Their proposals now move to budget hearings, where SSFC Representatives will determine how much funding the organizations will receive.

Members of ALPS were pleased with the outcome and optimistic their funding request will be approved by the committee during their hearing in two weeks.

"After a lot of debate, I think the committee was confident that we were fiscally responsible," ALPS member Anders Brown said after leaving the hearing.

Fellow ALPS member Maureen Bean agreed with Brown.

"[W]e're not asking for a huge increase," Bean added.

Members of the LGBTCC were not present for comment, but are expected to attend their budget hearing in two weeks.

The SSFC also heard funding proposals from four other organizations during Monday's meeting.

The committee agreed to discuss and vote on proposals from the Campus Women's Center, the Rape Crisis Center and Polygon — an engineering student organization.

The committee, however, rejected a proposal from the Legal Information Center, leading "shocked" LIC members to confront many SSFC representatives during and after the meeting.

"I was surprised by their decision," LIC Director Angela Thundercloud said after the committee voted 10-4 not to hear her organization's proposal. "I was under the impression it wasn't going to be a big deal and I was surprised at how heated it got."

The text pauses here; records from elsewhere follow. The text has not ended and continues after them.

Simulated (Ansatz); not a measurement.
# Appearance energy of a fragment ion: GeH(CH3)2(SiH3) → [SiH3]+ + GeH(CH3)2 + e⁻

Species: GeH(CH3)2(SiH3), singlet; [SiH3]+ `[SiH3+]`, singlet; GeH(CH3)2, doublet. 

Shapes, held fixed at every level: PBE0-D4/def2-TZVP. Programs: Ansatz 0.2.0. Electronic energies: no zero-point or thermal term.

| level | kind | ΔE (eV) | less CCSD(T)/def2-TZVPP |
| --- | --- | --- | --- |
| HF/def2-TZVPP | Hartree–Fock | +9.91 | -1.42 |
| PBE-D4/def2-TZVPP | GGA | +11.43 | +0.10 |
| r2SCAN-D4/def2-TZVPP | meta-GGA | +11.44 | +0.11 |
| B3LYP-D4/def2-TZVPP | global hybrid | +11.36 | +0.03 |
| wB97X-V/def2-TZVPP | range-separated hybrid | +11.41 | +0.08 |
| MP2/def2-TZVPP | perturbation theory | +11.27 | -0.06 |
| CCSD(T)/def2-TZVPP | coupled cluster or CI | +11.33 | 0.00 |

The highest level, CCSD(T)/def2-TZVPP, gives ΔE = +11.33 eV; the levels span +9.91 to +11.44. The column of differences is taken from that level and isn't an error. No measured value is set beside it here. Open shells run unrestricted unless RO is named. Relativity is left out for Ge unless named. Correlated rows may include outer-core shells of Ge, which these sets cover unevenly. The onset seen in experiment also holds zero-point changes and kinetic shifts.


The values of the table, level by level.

SSFC members cited the organization's late application as a sign the LIC did not respect the privilege of student funding.

"We have a responsibility to ethically allocate these student fees," SSFC Representative Barbara Kiernoziak said during committee debate on the issue. "This is a sign of disrespect to the process and the students who pay for [the LIC] organization to exist."

LIC members promised to request a motion to reconsider the application.

Despite the intense debates, SSFC representatives said they left Monday's meeting feeling good about their work, and looked forward to hearing more proposals from student organizations later this week.

"It was good overall," SSFC Representative Brad Vogel said after the meeting. Most representatives echoed Vogel's sentiments.